Q & A with Mark Grady, Dean of the School of Law

Posted: July 29, 2003 at 1:00 am, Last Updated: November 30, -0001 at 12:00 am

Editor’s note: Over the summer, the Daily Gazette will publish interviews with 11 deans, 2 institute directors, and the vice president for University Life focusing on what was successful in their departments last year and what the George Mason community can expect this year. This is the fifth article in the series.

By Amy Biderman

Can you give me a general overview of the past year and talk about some of the things that were successful at the School of Law?

We had a tremendous hiring year–professors who made a big difference. We have the most talented group of young professors in the whole country, and most arrived during the past academic year.

Mark Grady
Mark Grady

Another success was the Critical Infrastructure Protection Project, something the Law School has invested in over a period of several years and officially launched over the past year. John McCarthy and Brad Brown did a tremendous amount of work. The project involved units from around the university. We believe that it has tremendous potential for our country–and for George Mason–to help solve this critical national problem. We made a proposal to Congress, and it was funded, initially attracting $6.5 million and then receiving quick renewal for another $6.5 million. The program is administered at the Department of Commerce through its National Institute for Standards and Technology (NIST). The entire Virginia delegation was helpful to us, but Congressmen [Frank] Wolfe, [Tom] Davis, and [Jim] Moran were key in securing the money.

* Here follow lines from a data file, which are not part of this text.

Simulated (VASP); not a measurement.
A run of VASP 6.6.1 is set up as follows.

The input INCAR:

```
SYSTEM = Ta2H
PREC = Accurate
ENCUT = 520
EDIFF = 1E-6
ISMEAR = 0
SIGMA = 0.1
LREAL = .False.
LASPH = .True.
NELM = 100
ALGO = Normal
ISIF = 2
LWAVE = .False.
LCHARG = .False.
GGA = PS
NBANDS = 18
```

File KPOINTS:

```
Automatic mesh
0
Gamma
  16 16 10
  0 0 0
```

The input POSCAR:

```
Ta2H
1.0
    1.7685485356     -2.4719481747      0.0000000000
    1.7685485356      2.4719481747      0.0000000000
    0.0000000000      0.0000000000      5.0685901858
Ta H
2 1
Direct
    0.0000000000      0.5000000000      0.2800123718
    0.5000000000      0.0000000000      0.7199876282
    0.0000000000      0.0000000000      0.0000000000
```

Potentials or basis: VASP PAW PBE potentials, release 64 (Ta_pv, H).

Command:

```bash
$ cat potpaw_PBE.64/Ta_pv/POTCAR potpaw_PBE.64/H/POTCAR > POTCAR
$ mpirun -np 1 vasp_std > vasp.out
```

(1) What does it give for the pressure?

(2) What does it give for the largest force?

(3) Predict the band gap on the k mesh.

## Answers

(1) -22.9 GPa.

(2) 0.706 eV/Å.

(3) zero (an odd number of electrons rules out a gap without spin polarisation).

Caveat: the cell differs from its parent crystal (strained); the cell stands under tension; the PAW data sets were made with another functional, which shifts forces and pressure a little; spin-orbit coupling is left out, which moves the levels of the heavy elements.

The purpose of the project is for the whole university to look at problems of vulnerability of critical infrastructure in telecommunications, the air traffic control system, national monuments and buildings–any threat to the security of the American homeland from our enemies here and abroad. The idea was to think within the university about strategies for defending the U.S. homeland against foreign and domestic threats. We actively involved other units, including the School of Public Policy, Information Technology and Engineering, the College of Nursing and Health Science, the College of Arts and Sciences, and the Institute for Conflict Analysis and Resolution. We really reached out to all of the units that can help solve this problem.

We had our strongest entering class in the history of Law School. In addition, the Tech Center sponsored another successful networked economy summit. Also, we received an important gift from the National Rifle Association to create the Patrick Henry Professorship of Constitutional Studies and Second Amendment, which is held by Professor Nelson Lund. This is the first endowed professorship in about 20 years.

How have the budget cuts over the past couple of years affected the Law School?

We have tried to avoid cutting back on programs as a result of the budget cuts. The biggest impact has been on our faculty, who have not received the raises they certainly deserved. In addition, tuition increases were painful; in many cases, they were unplanned. We’ve attracted students with modest means, so increased tuition has been a hardship.

We put together a special fund initiated by a current student–he contributed $20,000, and others followed. The “We Help Each Other” fund is sort of a rainy day fund. Any student who has experienced an unexpected hardship can apply for money. I think the fund is one good thing that’s come from the budget cuts. It encourages us to help students in need from increased tuition and other things that have happened in their lives.

What are your goals for the upcoming year?

Our first goal is to make the Critical Infrastructure Protection Project even more useful to the university and develop new initiatives that will attract federal funding, not just for the Law School, but also for the benefit of other units. We also hope to admit the strongest entering class we’ve ever had. It’s an increasingly select group. At the same time, we want to hire more outstanding professors.

What challenges do you see?

One challenge will be to continue to find jobs for our students. We have a 98 percent employment success rate. We want to maintain that in the coming year and hope the economy will improve.

We continue to look for funding for a new project called the Rule of Law Initiative and hope other units within the university will participate once we find funding. The initiative would help solve the problem created by the absence of the rule of law in many developing countries such as those in Latin America. The need is critical because of the absence of property rights, the lack of enforceable contracts, and the problem of corruption among judges. All of these factors impoverish Latin American countries.

In the past, our nation has sought to improve prosperity in Latin America by large-scale public investment projects such as dams and highways. But despite billions of dollars invested in these projects, these countries remain poor. The one thing that has not been tried is to create an infrastructure similar to the one that is the foundation of our own economic prosperity, namely the rule of law. So we would like to acquire funding to do what we can to promote the rule of law in less developed countries, especially Latin America.

Similar to the partnership with the Critical Infrastructure Protection Project, we’d hope the same process would follow with the Law School as the first investor and the steward and other units getting involved. We’ve been seeking funding over the past year and continue to seek funding. Our hope is that the USAID, World Bank, or IMF would fund this project at least on a start-up basis and then we’d be able to acquire more funding after we put some programs on the ground.

Where do you see the Law School in five years?

We hope to be an even better law school, working towards our objective of being one of the top five law schools in the country. We have a fabulous location with many opportunities and a tremendous faculty.

Are there any new faculty members you’d like the university community to be aware of?

This coming year we have Ilya Somin, a young professor coming to us from Northwestern Law School. He has a Ph.D. in political science as well as a law degree, and he’ll be teaching constitutional law.